A couple observations about these maps. Obviously, given the source of this data set (an organization in Washington state), there is probably a huge American bias. Also, the organization claims to get frequent prank calls, so it is not clear how many reports are genuine. Within the U.S., the map of UFO reports looks much like a general population map, which is not surprising.

It may be interesting to next investigate the distribution of UFO sightings at each hour of the day, with the expectation that the vast majority will be at night.

ggplot(data = ufos, aes(x = hr)) +
  geom_histogram(breaks = 1:24,
                 color = "slategray1",
                 fill = "darkslategray") +
  scale_x_discrete(limits = 1:24) + 
  theme(line = element_blank(),
        panel.background = element_rect(fill = "white"),
        axis.title = element_blank())+
  ggtitle("Distribution of UFO Sightings by Hour of Day 1906-2014")

The night hours before midnight are most definitely the most popular times for UFO sightings.

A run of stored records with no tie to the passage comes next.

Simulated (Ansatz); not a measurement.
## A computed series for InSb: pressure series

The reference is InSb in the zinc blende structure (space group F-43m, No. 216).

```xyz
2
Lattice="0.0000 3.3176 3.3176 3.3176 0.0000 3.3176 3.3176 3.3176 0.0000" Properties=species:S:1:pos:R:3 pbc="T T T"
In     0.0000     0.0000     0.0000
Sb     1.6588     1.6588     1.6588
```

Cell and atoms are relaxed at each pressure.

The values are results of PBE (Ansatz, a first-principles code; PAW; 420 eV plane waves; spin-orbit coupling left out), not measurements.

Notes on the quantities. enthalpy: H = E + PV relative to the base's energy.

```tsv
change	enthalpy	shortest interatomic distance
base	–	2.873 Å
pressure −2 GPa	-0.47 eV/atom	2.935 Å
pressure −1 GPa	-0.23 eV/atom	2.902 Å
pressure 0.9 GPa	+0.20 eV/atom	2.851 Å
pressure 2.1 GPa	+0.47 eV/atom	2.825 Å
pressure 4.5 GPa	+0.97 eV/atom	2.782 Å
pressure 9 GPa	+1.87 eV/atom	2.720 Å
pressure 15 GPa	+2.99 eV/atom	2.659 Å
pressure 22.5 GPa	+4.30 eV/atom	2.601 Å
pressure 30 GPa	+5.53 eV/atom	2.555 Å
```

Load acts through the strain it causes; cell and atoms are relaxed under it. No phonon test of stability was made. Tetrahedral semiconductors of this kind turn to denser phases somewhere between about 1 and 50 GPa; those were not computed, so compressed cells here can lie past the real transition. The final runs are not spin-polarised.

ggplot(data = ufos, aes(x = date)) + 
  geom_density(color = "slategray1",
               fill = "darkslategray") + 
  scale_x_date() + 
  theme(line = element_blank(),
        panel.background = element_rect(fill = "white"),
        axis.title = element_blank()) +
  ggtitle("Distribution of UFO Sightings by Date 1904-2014")

ggplot(data = ufos, aes(x = date)) + 
  geom_density(color = "slategray1",
               fill = "darkslategray") + 
  scale_x_date(limits = c(as.Date("2000-01-01"),
                          as.Date("2013-09-09"))) + 
  theme(line = element_blank(),
        panel.background = element_rect(fill = "white"),
        axis.title = element_blank()) + 
  ggtitle("Distribution of UFO Sightings by Date 2000-2014")

It is becoming obvious that the only real information these plots are showing is that there are more UFO sightings in more populous regions and there are more UFO sightings over time, just as there are more people over time. We will need to incorporate some new information to make any more insights into this data set.

The State Mulder-Index

We can compute a state’s Mulder-Index ™️ for a given year according to the following formula.

\[MI = 10^4 \times \frac{no. \ of \ UFO \ sightings}{state \ population}\]

To accomplish this, I will gather population estimates by state for the year 2014 from here. We now have a population estimate for each state.

pops <- read_csv("pop_est.csv")
pops

## # A tibble: 51 x 2
##    state pop_2014
##    <chr>    <int>
##  1 al     4849377
##  2 ak      736732
##  3 az     6731484
##  4 ar     2966369
##  5 ca    38802500
##  6 co     5355866
##  7 ct     3596677
##  8 de      935614
##  9 dc      658893
## 10 fl    19893297
## # ... with 41 more rows

The next task will be joining ufos with this new pops. An inner join will do the job.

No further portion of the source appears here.